I really can't see "very" high happening given the relative failure of the D3x and 1Ds mk3 but $4000ish isn't really that close to those cameras on release in real terms, its just a bit of a premium over rival high resolution bodies from Nikon and Sony.

You look as well at the kind of lenses Canon would likely be hoping people buy with it like the 24-70mm F/2.8, the new 11-24mm F/4, the TS-E's, the 85mm 1.2, etc and there all pretty expensive.
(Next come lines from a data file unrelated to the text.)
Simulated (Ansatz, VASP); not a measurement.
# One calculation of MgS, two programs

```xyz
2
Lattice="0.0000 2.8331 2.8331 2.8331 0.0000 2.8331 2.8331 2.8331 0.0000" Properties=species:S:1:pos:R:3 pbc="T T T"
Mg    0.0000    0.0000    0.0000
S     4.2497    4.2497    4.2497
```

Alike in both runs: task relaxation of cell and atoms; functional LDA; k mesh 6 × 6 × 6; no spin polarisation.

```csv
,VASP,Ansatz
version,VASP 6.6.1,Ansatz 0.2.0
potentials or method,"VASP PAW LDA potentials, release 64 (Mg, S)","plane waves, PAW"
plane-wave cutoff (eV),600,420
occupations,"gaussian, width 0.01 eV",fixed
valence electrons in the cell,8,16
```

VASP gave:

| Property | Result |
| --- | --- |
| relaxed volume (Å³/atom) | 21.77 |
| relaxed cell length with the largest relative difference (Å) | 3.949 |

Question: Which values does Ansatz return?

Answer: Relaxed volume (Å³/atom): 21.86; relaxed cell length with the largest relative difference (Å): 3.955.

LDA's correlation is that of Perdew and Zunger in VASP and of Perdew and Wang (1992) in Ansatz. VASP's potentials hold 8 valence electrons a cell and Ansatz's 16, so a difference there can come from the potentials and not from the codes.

My guess as well is that whilst the jump in resolution is significant its not nearly as significant as the D800 was, both relative to the resolution its surpassing and to the needs of many users. By pricing the D800 very competitively Nikon could get a good number of users to switch brands, here I think its more about Canon holding onto existing customers and if the alternative means selling a large investment in lenses then Nikon won't overall be cheaper.


----------



## tcmatthews (Feb 1, 2015)

If it is much more than $3,500 I will simply buy a A7RII (A9) or what ever Sony calls it. At 3000 things become more interesting. My guess is 3,499. As it is, I am at least a year away from my next camera purchase. So I can wait to make my discussion. 

I also thing they want to keep it Prosumer.


----------



## zim (Feb 1, 2015)

xps said:


> http://www.techtoyreviews.com/canon-5ds-image-leaked-price-tag-3800/
> 
> 
> According to Kenrockwell, which is the most reliable source and famous website for evaluating the camera and lens posted a live photo of Canon 5DS, it’s identical to pictures leaked on the Internet. Ken – the site owner said he had hand on model mock up of the Canon 5DS and brought into the studio to shoot with the 100mm F / 2 lens. In addition, *Ken also revealed the price of the Canon 5DS will be $ 3800, approximately 2,35968 rupees. Meanwhile Canon 5DS R version will cost $ 4300, approximately 2,67016 rupees*



Glad ol' Kenny boy agrees with me then!
No sure where that leaves my street cred though!!!  ;D ;D ;D


----------



## V8Beast (Feb 1, 2015)

kphoto99 said:


> My guess is at $7,5K for the 5Ds body. Since it is going to be announced in a week, it will be nice to go back and see who guessed correctly. Sorry no rewords



At that price, if I needed a high-res body I'd get a Pentax 645Z instead. I can't imagine a full-frame DSLR sensor could come close to capturing fine tonal gradations as well as a medium format sensor, but hopefully Canon will prove me wrong


----------



## Halfrack (Feb 1, 2015)

The only camera anywhere close to MP & price will be the 645Z - and that body is $8,500. No reason to expect the 5Ds to be less than the 1Dx. Should be between the two.

Why? Because they can, and there isn't a reason to not. I am willing to bet that Nikon wishes they'd kept the D800 price a bit higher so they could discount it as needed to maintain sales numbers.


----------



## tiger82 (Feb 1, 2015)

Ever wonder why the 1Dx price went down? To make room above it


----------



## tcmatthews (Feb 1, 2015)

Halfrack said:


> The only camera anywhere close to MP & price will be the 645Z - and that body is $8,500. No reason to expect the 5Ds to be less than the 1Dx. Should be between the two.
> 
> Why? Because they can, and there isn't a reason to not. I am willing to bet that Nikon wishes they'd kept the D800 price a bit higher so they could discount it as needed to maintain sales numbers.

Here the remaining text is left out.